It was only for a moment. Political history from the passing of the parliament act is the history of liberalism in its decline and fall. Were ministers exhausted by their effort? Were they men who could only do a piece of work when it was forced upon them? Among his great qualities it is doubtful whether the prime minister could include enthusiasm, though he worked in office with the mechanical efficiency and speed of a hard-pressed barrister; it is certain that he could not be credited with imagination: the Irish ideal and the Ulster ideal floated at an equal distance above the practical head of a man who had been taught and trained to distrust enthusiasm and to reject idealism. His biographer may search through his speeches and writings for one hint of vision or a single glimmer of sympathy with anything but material logic; he might as profitably search through the sole published speech of Gallio and the comment of his chronicler. Want of vision was temporarily compensated by adroitness in escaping the consequences of this defect. For the next five years, friends and enemies agreed that there was no one to equal Mr. Asquith in his tactical retreat from a crisis; the enemies added that, until a crisis arose, he never exerted himself; the friends began to wonder whether the highest statesmanship consisted in overcoming one crisis by creating another, by exchanging an Irish crisis for a European crisis until, in the final crisis of December 1916, when for the last time he bade his followers choose between Nicias and Cleon, a majority voted for any change from the long and precarious policy of brilliant improvisations.

As an instrument of government, the liberal ministry declined in power as its prestige declined; and its prestige suffered a severe blow on the day when the public was informed that Mr. Lloyd George, the chancellor of the exchequer, Sir Rufus Isaacs, the attorney-general, and the Master of Elibank, chief liberal whip, had been buying American Marconi shares. The attorney-general's brother was associated with the English company; and the more credulous section of the public, never reluctant to learn or to invent a scandal among the highly-placed, jumped to the conclusion that ministers with access to information withheld from the public had been speculating in stocks which their official position enabled them to influence in their own favour. A widespread outcry arose, a commission of enquiry was set up, ministers were examined and the findings of the commissioners were published. As a cynic observed at the time:

"The tories don't care a damn, but they have to pretend to be shocked; the liberals are shocked, but they have to pretend not to care a damn."

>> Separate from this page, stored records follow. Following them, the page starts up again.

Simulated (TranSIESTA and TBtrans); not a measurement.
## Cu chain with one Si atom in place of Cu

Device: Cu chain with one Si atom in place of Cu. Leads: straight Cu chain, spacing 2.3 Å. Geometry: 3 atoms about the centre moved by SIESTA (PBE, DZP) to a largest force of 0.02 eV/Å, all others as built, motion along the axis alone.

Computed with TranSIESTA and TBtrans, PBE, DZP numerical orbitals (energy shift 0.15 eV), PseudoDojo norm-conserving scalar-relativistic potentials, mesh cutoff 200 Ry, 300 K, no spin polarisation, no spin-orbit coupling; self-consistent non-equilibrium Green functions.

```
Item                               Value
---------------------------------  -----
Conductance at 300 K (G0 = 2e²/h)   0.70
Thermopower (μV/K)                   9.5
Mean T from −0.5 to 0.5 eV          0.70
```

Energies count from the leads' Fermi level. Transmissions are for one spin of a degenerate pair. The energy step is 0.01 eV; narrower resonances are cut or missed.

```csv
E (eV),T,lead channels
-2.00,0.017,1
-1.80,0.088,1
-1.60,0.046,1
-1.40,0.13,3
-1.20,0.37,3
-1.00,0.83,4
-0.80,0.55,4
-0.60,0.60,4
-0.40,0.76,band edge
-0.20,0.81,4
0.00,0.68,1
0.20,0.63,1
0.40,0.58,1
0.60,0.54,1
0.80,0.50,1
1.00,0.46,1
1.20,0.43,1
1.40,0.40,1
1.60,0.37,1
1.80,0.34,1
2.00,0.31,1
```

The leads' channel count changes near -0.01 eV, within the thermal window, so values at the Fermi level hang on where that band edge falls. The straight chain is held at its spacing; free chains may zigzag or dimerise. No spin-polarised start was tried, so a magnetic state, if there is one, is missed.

After weeks of excited recrimination, public interest gradually cooled; the hostile press had to admit that there had been no corruption, however injudiciously the ministers had behaved. The episode might have been forgotten, the prestige of the government might have recovered if a concession had been made to the virtuous indignation of those who were shocked by the "scandal" and of those who persuaded themselves that they were shocked; no prime minister is strong enough to despise with impunity the suspicion that, because he cannot afford to lose them, or because he is indifferent to their offence, he is retaining colleagues for whose resignation he should have asked. Too lofty of soul to regard the prejudices of the vulgar and perhaps reluctant to present Mr. Lloyd George to the labour party or to the radical wing of the ministerialists, the government listened only to the dictates of logic and loyalty: if the three ministers were innocent of dishonest purpose or practice, they must not be persecuted; indiscretion was not a hanging offence. The Master of Elibank soon afterwards abandoned political life to take up, as Lord Murray of Elibank, a responsible position with a firm of contractors; Sir Rufus Isaacs left the House of Commons to become lord chief justice; Mr. Lloyd George remained guardian of the public purse; and the less punctilious governments of the world from Mexico to France warmed to a feeling of cordial fellowship with methods which they seemed to recognise and with men whom they seemed to understand.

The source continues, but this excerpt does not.